Steinbuch has alleged in his fourth amended complaint that defendants violated his First
Amendment rights, citing both the United States and Arkansas constitutions. He has also alleged
that defendants violated his right to academic freedom, but he does not provide a source of law for
this right (Dkt. No. 9, ¶ 262).
First Amendment Claim
Mr. Steinbuch does not dispute that federal question jurisdiction exists in this case; he
instead agrees to waive his federal First Amendment claim brought under the United States
constitution, in effect removing the basis for federal question jurisdiction (Dkt. No. 12, at ). Upon
remand, Mr. Steinbuch claims that he will amend his complaint in state court to dismiss voluntarily
his federal First Amendment claim. Mr. Steinbuch claims that “[f]ederal courts have the power to
remand state claims after the federal claims have been waived by the plaintiff. 28 U.S.C. § 1447;
Carnegie-Mellon University v. Cohill, 484 U.S. 343 (1988) (‘remand enables district courts to deal
with cases involving pendent claims in the manner that best serves the principles of economy,
convenience, fairness, and comity which underlie the pendent jurisdiction doctrine’) (J. Marshall);
Carlsbad Technology, Inc. v. HIF Bio, Inc., 556 U.S. 635 (2009).” (Dkt. No. 12, at 2-3).
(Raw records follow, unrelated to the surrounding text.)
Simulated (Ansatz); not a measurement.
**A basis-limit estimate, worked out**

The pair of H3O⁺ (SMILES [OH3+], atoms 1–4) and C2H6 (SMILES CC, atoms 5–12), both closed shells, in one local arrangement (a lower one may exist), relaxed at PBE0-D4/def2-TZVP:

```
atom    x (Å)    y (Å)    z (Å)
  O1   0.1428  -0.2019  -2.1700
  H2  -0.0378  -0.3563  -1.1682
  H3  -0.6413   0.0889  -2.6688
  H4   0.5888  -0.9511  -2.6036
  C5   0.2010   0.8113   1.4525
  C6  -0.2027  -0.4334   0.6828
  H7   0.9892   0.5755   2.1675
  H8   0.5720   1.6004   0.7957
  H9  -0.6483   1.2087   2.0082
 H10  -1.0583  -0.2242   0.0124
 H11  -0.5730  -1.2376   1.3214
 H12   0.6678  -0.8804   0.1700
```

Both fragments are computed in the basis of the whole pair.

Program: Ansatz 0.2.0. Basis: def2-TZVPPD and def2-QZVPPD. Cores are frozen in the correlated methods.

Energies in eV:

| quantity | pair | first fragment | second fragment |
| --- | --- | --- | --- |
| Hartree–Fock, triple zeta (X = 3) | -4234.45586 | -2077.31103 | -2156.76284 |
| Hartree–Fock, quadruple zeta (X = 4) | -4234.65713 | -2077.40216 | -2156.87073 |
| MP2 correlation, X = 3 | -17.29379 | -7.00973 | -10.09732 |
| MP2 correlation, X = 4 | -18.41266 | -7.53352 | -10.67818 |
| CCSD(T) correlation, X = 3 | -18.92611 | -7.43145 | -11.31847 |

Defendants state that they “do not object to embarking upon a procedural journey that leads
to the following: (1) the proper, permanent deletion of Plaintiff’s federal-question claims and (2)
a discretionary remand of the remaining state-law claims, notwithstanding this Court’s
supplemental jurisdiction.” (Dkt. No. 15, at 3). Defendants further contend that “[a] remand in
due course is particularly justified by certain state-law wrinkles in this case, including (1) an
interlocutory appeal that is currently pending in two Arkansas appellate courts in connection with
the FOIA claim and (2) the Arkansas Supreme Court’s failure to address the substance of Special
Justice Dobson’s concurring opinion Johnson v. Board of Trustees of the University of Arkansas,
2016 Ark. 253, *9-*13 (Id., n.3).
Subject-matter jurisdiction is determined by examining the operative complaint. See, e.g.,
In re Atlas Van Lines, Inc., 209 F.3d 1064, 1067 (8th Cir. 2000) (“[I]n cases where a plaintiff has
filed an amended complaint, federal courts must resolve questions of subject matter jurisdiction
by examining the face of the amended complaint.”). Mr. Steinbuch’s fourth amended complaint
is the operative complaint (Dkt. No. 9). Defendants contend that, “a plaintiff ordinarily deletes
her federal claims by filing an amended complaint that clearly omits them. See, e.g., CarnegieMellon University v. Cohill, 484 U.S. 343 (1998).” (Dkt. No. 15, at 3-4). Here, Mr. Steinbuch has
not filed a motion to amend, but this Court construes the waiver of his federal First Amendment
cause of action as a request to dismiss voluntarily that claim under Federal Rule of Civil Procedure
The Court grants that request. In making its rulings, this Court relies on Mr. Steinbuch’s
representation that he waives his federal First Amendment cause of action, Claim VI in his fourth
amended complaint, and that he will no longer pursue that claim when this case is remanded to
state court. Defendants argue that “the state court and the parties should have certainty about
whether Claim VI exists and whether Claim V arises under federal law.” (Id.). This Court’s ruling
resolves the first question. Thus, the question left for this Court is whether Mr. Steinbuch’s
academic freedom claim grants to this Court federal question jurisdiction.
Academic Freedom Claim
A civil action filed in a state court may be removed to federal court if the claim is one
“arising under” federal law. 28 U.S.C. § 1441(b). As stated above, subject-matter jurisdiction is
determined by examining the operative complaint. See, e.g., In re Atlas Van Lines, Inc., 209 F.3d
at 1067. The burden is on a removing defendant to show that federal jurisdiction exists. Hatridge
v. Aetna Casualty and Surety Co., 415 F.2d 809, 814 (8th Cir. 1969). The guiding principal courts
follow in establishing whether or not removal is proper is that the plaintiff is the master of his
complaint. Bell v. Hershey Co., 557 F.3d 953, 956 (8th Cir. 2009). “The presence or absence of
federal-question jurisdiction is governed by the ‘well-pled complaint rule,’ which provides that
federal jurisdiction exists only when a federal question is presented on the face of the plaintiff’s
properly pleaded complaint.” Caterpillar, Inc. v. Williams, 482 U.S. 386, 392 (1987). Mr.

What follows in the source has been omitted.